As I read through the Wright article and dialogued with you about it, I kept scratching my head...
...How am I going to start doing this practically in my personal devotional life and as I engage others in the story (and stories) of the Bible? How will I quit looking for the propositions and begin immersing myself into the narrative? How can I let a story “renew” my mind?

This is great stuff, and I’m on my way. But I have to admit, I’m still just on the journey.


Me, too. I discussed Wright's "5th Act" model with the group I teach on Sunday nights at our church. I thought it was a good way of describing what I'm trying to accomplish in our "study" of 1 Samuel ("trying" being the operative word!):

1. We try to read through at least a chapter as opposed to me delivering a topical sermon based on a few verses.

2. We dicuss as we go. I come to the meeting with preconceived questions, but I hope not to leave it at that. I want the whole community to contribute. When I think of it, I ask God to speak through us as we converse.

3. I try to avoid the trap of making "ready applications," if you know what I mean. This is hard!

4. I try to always ask the following question at the end of meetings: "How can we respond to God tonight?" This can be a tough question because it assumes we have to "get something out of it."
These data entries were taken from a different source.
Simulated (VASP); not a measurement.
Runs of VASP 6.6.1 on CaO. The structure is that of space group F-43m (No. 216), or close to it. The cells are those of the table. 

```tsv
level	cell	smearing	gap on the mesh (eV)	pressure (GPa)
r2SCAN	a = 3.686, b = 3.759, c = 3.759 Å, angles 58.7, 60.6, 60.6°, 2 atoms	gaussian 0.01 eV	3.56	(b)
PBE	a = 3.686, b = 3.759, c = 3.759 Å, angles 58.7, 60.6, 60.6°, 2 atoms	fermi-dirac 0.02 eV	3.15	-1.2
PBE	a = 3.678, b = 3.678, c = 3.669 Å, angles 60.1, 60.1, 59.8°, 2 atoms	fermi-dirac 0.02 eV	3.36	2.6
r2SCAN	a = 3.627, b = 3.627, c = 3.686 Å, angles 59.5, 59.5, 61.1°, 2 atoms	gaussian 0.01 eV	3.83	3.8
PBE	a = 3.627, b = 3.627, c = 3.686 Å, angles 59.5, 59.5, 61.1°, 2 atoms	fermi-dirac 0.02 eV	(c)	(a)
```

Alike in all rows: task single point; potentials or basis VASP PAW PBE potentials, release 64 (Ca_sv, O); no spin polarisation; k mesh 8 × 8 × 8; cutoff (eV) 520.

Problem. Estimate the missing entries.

I think that if we can "live" in the text as a community, we'll do better than sitting at home, by ourselves, reading commentaries. I use Brueggemann's commentary, but I only refer to it here and there. The rest of my notes consist of questions and thoughts that popped into my head while reading the text ahead of time. I would like to provide historical clarification where necessary, but I'm not always able to do that. Sometimes I also comment on one of the original Hebrew words.

I'm trying to do something more akin to what Doug Pagitt does with his congregation. I'm still waiting for his new book to come out so I can get a clearer idea of what he does exactly! I'd also like to be able to provide more Rabbinical background, such as Rob Bell does.

Anyway, that probably doesn't really answer your question!